Here’s what’s missing in your Diversity & Inclusion strategy
How can you improve your strategy for more diversity and inclusion?
How is Diversity and Inclusion working in your company? Are you getting the results you need, beyond meeting quotas? Here everything you need to know.
Like most organizations, you have a Diversity & Inclusion strategy. How is it working? Are you getting the results you need, beyond meeting quotas? Do you know that there is something fundamentally missing and needed to realize your business objectives?
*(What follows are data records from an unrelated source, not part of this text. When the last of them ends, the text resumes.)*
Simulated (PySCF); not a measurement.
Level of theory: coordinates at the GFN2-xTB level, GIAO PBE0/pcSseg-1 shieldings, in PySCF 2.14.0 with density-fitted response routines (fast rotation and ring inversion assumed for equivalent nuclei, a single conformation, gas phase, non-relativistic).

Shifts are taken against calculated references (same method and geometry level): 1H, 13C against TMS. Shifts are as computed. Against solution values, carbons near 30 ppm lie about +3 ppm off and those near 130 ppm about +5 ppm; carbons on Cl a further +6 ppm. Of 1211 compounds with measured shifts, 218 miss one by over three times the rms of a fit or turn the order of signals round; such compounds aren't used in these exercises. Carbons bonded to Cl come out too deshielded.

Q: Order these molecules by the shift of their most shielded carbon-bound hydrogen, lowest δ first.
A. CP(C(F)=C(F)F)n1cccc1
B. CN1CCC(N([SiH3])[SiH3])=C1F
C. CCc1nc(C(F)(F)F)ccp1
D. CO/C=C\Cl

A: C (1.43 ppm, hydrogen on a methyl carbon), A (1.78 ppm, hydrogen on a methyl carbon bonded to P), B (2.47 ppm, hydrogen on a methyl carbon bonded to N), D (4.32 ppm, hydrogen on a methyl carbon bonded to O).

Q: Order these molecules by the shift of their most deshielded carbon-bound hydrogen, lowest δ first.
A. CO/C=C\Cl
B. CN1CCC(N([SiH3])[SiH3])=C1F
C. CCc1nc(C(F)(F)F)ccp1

To begin with, for the vast majority of companies, diversity initiatives started some years ago as a check-the-box exercise but have evolved with the deep understanding that diversity is an invaluable driver of sustainability, profitability and growth – a real competitive advantage.
The value of diversity
Understanding the value of diversity, forward-thinking organizations came to realize that on a very practical level having a diverse employee base at the table – quotas met – is just not enough. What is essential for success is to have the diverse employee base with its diverse ideas enabled to show up and be included. And that’s why today most companies talk in terms of “diversity & inclusion.”
However, while diversity is easy to measure and even mandate, inclusion requires more sophisticated tools to measure and is nearly impossible to mandate.
For inclusion to live in an organization, leaders on all levels must consistently, day-after-day, meet the individual team member’s basic human needs: connection, growth, meaning and safety. Not by coincidence, these are the same as the drivers of employee engagement, the top attributes of successful teams uncovered in Google’s Project Aristotle study, and consistent with The Harvard Business Review’s framework for the six behaviors needed for “Inclusive Leadership”.
While the behaviors needed are easy to understand, for those behaviors to show up day-to-day, you need an authentic connection between the employee and manager, because connection is necessary for safety, the foundation for meaning and has a profound impact on growth.
Not surprisingly, the need for CONNECTION with the manager is the No. 1 driver of employee engagement, and lack thereof is the No. 1 reason people quit their job. The relationship with the direct boss is SO important that engagement can vary by up to 70% from manager to manager in the same organization.
Whether your diversity & inclusion strategy is part of your cultural transformation agenda, succession planning, broadening your applicant pool, career development program or aiming at lowering employee turnover: focusing on installing the “correct” inclusive manager behavior, even with compulsory (check-the-box) leadership development courses for all team leaders in your organization, is NOT going to move the needle.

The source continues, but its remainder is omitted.